I’m assuming you have a reason for not simply running the automation and creating a database record at the time of the submission. Maybe the issue is that Wufoo doesn’t have an instant Trigger to kick off your seq, so you need to rely on time? (Suckage if so. I actually really had to work hard to come up with that scenario).
Not knowing much about wufu/datastore. I wonder if you could create Mailhook (I’ve seen but not tested Mailhook under Webhooks). Set Wufo to send form submissions to the mail hook email address. Surely mail hook is in instant trigger (fingers crossed). Alternatively, if Wufu is like Gravity Forms there maybe a web hook plugin that might get the job done better and without relying on the weak link of email deliverability. Webhooks are an instant trigger.
Another way to go might be to do what you have now… I’m guessing you may have 1+ records sitting in your seq waiting to be processed when your seq triggers based on clock time. Now here is the hard part that should be the easy part… Unlike zapier, I haven’t found much in the way of time calculation in Make. In a perfect world you’d add a clock calc module, map the form submission time and select “Add to SEQ if time is less than <4> hours old” - or however long the repeat interval you’ve set for your seq.

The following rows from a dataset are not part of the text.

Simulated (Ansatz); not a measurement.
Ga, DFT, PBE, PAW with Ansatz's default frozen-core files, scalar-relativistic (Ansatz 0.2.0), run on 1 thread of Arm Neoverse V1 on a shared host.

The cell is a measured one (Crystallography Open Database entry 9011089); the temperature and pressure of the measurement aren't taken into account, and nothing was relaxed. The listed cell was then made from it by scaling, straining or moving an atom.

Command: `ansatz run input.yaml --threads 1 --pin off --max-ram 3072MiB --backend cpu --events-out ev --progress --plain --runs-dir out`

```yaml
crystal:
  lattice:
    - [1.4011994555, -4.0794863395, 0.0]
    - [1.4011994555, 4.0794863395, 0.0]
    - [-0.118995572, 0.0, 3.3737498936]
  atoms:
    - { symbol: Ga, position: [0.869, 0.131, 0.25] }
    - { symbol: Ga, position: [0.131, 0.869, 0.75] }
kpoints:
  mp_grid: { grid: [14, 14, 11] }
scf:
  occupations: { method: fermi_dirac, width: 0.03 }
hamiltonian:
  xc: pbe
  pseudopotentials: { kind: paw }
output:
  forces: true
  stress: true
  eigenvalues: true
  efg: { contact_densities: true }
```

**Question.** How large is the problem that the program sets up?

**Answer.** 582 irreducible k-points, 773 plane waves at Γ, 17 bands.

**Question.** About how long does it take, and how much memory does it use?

Sadly, this is not a perfect world. Here is a super lame hack I’ve been using to accomplish something similar and it does seem to work. Note success will be dependent on the format of the date field in wufu - over which you probably have some degree of control.
One of my modules provides a date in this format: December 2, 2022 2:32 PM
I run it through Text Parser Match Text module with “,” in the Pattern and the date mapped to the input. The result is: December 2 2022 2:32 PM
Next I take that output and map it to a SET VARIABLE module as TEXT in the following formula: (formatdate(TEXT;x)/1000-(formatdate(timestamp; x))
I arrived at this via trial and error so I can’t really recall why I need to divide by 1000 in one and not the other. But the point of this formula is to produce the time, in seconds, between the original event and now. (NOTE you can’t just freestyle this stuff like you can in excel. See screenshot to understand which items are MAKE operators).
If I haven’t lost you at this point you now have the age (in seconds) of your form submission. So to easily filter out submissions that are too old just convert your repeating period of your seq (say 4 hours) into seconds (60x60x4) and force your submissions to pass a filter you create limiting submissions to < 14,400 seconds. (Just using my example numbers).
Hopefully this helps. Even better, someone else wise replies with an easier method.